Talk:Dharmasāstra:Freedom and Discipline

From Hindupedia, the Hindu Encyclopedia

By Sri Chandrasekharendra Saraswati Swami

There are a hundred thousand aspects to be considered in a man's life. Rules cannot be laid down to determine each and every one of them. That would be tantamount to making a legal enactment. Laws are indeed necessary to keep a man bound to a system. Our śāstras do contain many do's and don'ts, many rules of conduct.

There is much talk today of freedom and democracy. In practice what do we see? Freedom has come to mean the licence to do what one likes, to indulge one's every whim. The strong and the rough are free to harass the weak and the virtuous. Thus we recognise the need to keep people bound to certain laws and rules. However, the restrictions must not be too many. There must be a restriction on restrictions, a limit set on how far individuals and the society can be kept under control. To choke a man with too many rules and regulations is to kill his spirit. He will break loose and run away from it all.

That is the reason why our śāstras have not committed everything to writing and enacted laws to embrace all activities. In many matters they let people follow in the footsteps of their elders or great men. Treating me as a great man and respecting me for that reason, don’t you, on your own, do what I do—wear ashes, perform pūjās and observe fasts? In some matters, people are given the freedom to follow the tradition or go by the personal example of others or by local or family custom. Only thus will they have faith and willingness to respect the rules prescribed with regard to other matters.

Setting an example through one’s life is the best way of making others do their duty or practice their dharma. The next best is to make them do the same on their own persuasion. The third course is compulsion in the form of written rules. Nowadays there are written laws for anything and everything. Anyone who has pen and paper writes whatever comes to his mind and has it printed.

Hindu Dharmasāstra has come under attack for ordering a man’s life with countless rules and regulating and not allowing him freedom to act on his own. But, actually, the śāstras respect his freedom and allow him to act on his own in many spheres. Were he given unbridled freedom, he would ruin himself and bring ruin upon the world also. The purpose of the code of conduct formulated by our śāstras is to keep him within certain bounds. But this code does not cover all activities since the makers of our śāstras thought that people should not be too tightly shackled by the dhārmic regulations.

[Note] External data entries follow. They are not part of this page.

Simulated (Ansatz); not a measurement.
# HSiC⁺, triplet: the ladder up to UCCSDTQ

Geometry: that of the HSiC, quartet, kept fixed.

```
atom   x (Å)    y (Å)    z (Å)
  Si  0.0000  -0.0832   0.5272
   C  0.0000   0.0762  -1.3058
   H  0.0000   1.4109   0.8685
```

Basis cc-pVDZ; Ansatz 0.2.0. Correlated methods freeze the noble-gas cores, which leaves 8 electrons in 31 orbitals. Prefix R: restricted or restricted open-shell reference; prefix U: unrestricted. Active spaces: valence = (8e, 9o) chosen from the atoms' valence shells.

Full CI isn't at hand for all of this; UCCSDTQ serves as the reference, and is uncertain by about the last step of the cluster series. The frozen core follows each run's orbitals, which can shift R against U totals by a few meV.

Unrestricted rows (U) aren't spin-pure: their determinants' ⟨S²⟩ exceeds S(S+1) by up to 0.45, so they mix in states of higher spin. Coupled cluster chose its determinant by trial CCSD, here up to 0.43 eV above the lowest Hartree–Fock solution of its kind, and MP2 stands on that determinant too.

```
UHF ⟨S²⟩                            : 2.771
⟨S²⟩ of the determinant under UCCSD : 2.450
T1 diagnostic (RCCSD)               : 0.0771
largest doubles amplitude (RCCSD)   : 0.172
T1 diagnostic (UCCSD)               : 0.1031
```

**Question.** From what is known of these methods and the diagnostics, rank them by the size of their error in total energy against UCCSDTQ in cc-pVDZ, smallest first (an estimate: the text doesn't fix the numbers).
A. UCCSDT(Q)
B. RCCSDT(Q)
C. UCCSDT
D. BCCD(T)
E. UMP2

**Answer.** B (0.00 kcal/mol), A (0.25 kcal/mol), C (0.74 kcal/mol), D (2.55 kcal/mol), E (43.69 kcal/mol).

You may feel that with regard to some aspects of life there is an element of compulsion in the śāstras, but you may not feel the same when you follow the tradition, the local or family custom, or the example of great men. Indeed, you will take pride in doing so. This fact is accepted, in the large-heartedness of its author, by the Vaidyanātha-dīkṣitīyam. Previous works on Dharmasāstra shared the same view. The Āpastamba-sūtra is an authority widely followed. In its concluding part, the great sage Āpastamba observes: “I have not dealt with all duties. There are so many dharmas still to be learned. Know them from the fourth varṇa.” From this it is clear that the usual criticism that men kept women suppressed or that brāhmaṇas kept non-brāhmaṇas suppressed is not true. In a renowned and widely accepted Dharmasāstra such as that of Āpastamba, women and śūdras are authoritatively recognised to be knowledgeable in some aspects of dharma.

Āśvalāyana and some other “original” authors of sūtras say that the word of women is to be respected in the matter of the ārati in weddings and application of paccai. The posts supporting the marriage paṇḍāl are installed to the chanting of mantras. Even so, if the servant or worker erecting the paṇḍāl has a story to tell about it or some tradition connected with it, you must not ignore it. In this way, everyone is respected in the śāstras and given what is called “democratic” freedom.

The Dharmasāstras include the saṁskāras and other rituals to be performed by the fourth varṇa. That caste has not been ignored and its duties and rituals are dealt with in the chapters on varṇāśrama, āhnika and śrāddha in the Dīkṣitīyam.

The Dharmasāstras usually have chapters on ācāra and vyavahāra. The first denotes matters of custom and tradition that serve as general discipline. The second means translating them in terms of outward rites or works.